Enthusiasm “thinks itself sufficiently qualified to approach the Divinity, without any human mediator.” The person in its grip is so full of what he takes to be holy rapture that he feels able to override the rules by which priestly conduct is normally governed. “The fanatic consecrates himself and bestows on his own person a sacred character, much superior to what forms and ceremonious institutions can confer on any other.” Rules and regulations, thinks the enthusiast, are for ordinary people, not for us. We, inspired by God, know better. That, said Hume, can be very dangerous indeed.
Enthusiasts were people who, full of religious passion, believed that God was inspiring them to do deeds in defiance of law and convention. They were very holy but they were also potentially very dangerous. David Hume in particular saw that enthusiasm in this sense is diametrically opposed to the mindset of priesthood. In his words, “all enthusiasts have been free from the yoke of ecclesiastics, and have expressed great independence of devotion; with a contempt of forms, ceremonies, and traditions.”
Priests understand the power, and thus the potential danger, of the sacred. That is why holy places, times and rituals must be guarded with rules, the way a nuclear power station must be protected by the most careful insulation. Think of the accidents that have occurred when this has failed: Chernobyl, for example, or Fukushima in Japan in 2011. The results can be devastating and lasting.

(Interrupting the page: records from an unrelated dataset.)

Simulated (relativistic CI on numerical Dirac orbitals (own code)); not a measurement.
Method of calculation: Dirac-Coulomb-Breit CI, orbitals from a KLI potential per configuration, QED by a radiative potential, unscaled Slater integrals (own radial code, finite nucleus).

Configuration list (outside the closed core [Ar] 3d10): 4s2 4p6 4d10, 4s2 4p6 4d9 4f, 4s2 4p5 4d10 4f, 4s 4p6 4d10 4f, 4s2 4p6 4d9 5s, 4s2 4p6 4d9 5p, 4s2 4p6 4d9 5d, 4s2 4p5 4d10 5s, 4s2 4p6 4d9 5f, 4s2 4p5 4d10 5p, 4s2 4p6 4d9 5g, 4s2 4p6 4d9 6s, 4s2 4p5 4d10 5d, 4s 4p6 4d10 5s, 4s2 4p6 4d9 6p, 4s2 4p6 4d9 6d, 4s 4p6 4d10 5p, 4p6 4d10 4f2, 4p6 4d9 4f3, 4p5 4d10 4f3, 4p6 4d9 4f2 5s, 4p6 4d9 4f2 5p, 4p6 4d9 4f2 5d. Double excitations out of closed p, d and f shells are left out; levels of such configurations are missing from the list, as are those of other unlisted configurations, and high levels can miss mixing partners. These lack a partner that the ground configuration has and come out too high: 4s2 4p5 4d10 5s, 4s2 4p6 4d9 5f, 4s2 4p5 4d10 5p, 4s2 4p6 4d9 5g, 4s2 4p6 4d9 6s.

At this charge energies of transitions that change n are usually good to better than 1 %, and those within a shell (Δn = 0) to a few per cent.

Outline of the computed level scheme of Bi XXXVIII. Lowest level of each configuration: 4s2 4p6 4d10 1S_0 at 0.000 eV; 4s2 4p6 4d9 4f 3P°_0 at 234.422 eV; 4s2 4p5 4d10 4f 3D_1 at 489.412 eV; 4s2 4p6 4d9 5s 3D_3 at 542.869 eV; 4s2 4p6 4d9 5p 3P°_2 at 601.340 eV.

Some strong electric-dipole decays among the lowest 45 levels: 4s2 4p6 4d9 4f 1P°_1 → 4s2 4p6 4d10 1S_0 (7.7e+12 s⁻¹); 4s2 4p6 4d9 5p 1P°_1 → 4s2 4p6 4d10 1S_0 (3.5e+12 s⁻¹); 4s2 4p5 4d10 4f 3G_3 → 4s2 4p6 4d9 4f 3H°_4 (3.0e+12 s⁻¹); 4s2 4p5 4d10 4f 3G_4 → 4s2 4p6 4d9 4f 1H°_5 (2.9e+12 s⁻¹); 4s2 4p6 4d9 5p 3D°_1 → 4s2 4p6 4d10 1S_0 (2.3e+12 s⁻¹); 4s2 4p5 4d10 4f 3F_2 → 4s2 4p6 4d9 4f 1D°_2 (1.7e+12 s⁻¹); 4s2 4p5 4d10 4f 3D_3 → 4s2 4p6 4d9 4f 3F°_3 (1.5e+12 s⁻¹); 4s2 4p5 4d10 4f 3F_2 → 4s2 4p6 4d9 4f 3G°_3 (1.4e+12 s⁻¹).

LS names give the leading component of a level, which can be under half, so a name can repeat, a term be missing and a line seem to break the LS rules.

Enthusiasm, harmless though it might be in some of its manifestations, can quickly become extremism, fanaticism and religiously motivated violence. That is what happened in Europe during the wars of religion in the sixteenth and seventeenth centuries, and it is happening in some religions today. As David Hume observed: “Human reason and even morality are rejected [by enthusiasts] as fallacious guides, and the fanatic madman delivers himself over blindly” to what he believes to be Divine inspiration, but what may in fact be overheated self-importance or frenzied rage.
Precisely because it gives rise to such intense passions, the religious life in particular needs the constraints of law and ritual, the entire intricate minuet of worship, so that the fire of faith is contained, giving light and a glimpse of the glory of God. Otherwise it can eventually become a raging inferno, spreading destruction and claiming lives. After many centuries in the West, we have tamed enthusiasm to the point where we can think of it as a positive force. We should never forget, however, that it was not always so. That is why Judaism contains so many laws and so much attention to detail.
Neuroscientists have shown how decision making is inseparable from emotion. There are two systems at work in the human brain, what Daniel Kahneman calls “thinking fast and slow”; the amygdala which generates highly charged emotional reactions, particularly in response to fear. and the prefrontal cortex, which is rational, deliberative, and capable of thinking through the long term consequences of alternative courses of action. The second system is significantly slower, so it’s always at risk of being overridden under stress or fear or anger.
That’s how we often act irrationally and how, in extreme cases, ordinary people can commit terrible crimes. Christianity called this original sin. Jews called it the evil inclination. So for all our everyday calm, we must never forget the danger that lies, like an unexploded mine, just beneath the surface of the human heart. Verbal violence, the Bible suggests, is a prelude to physical violence.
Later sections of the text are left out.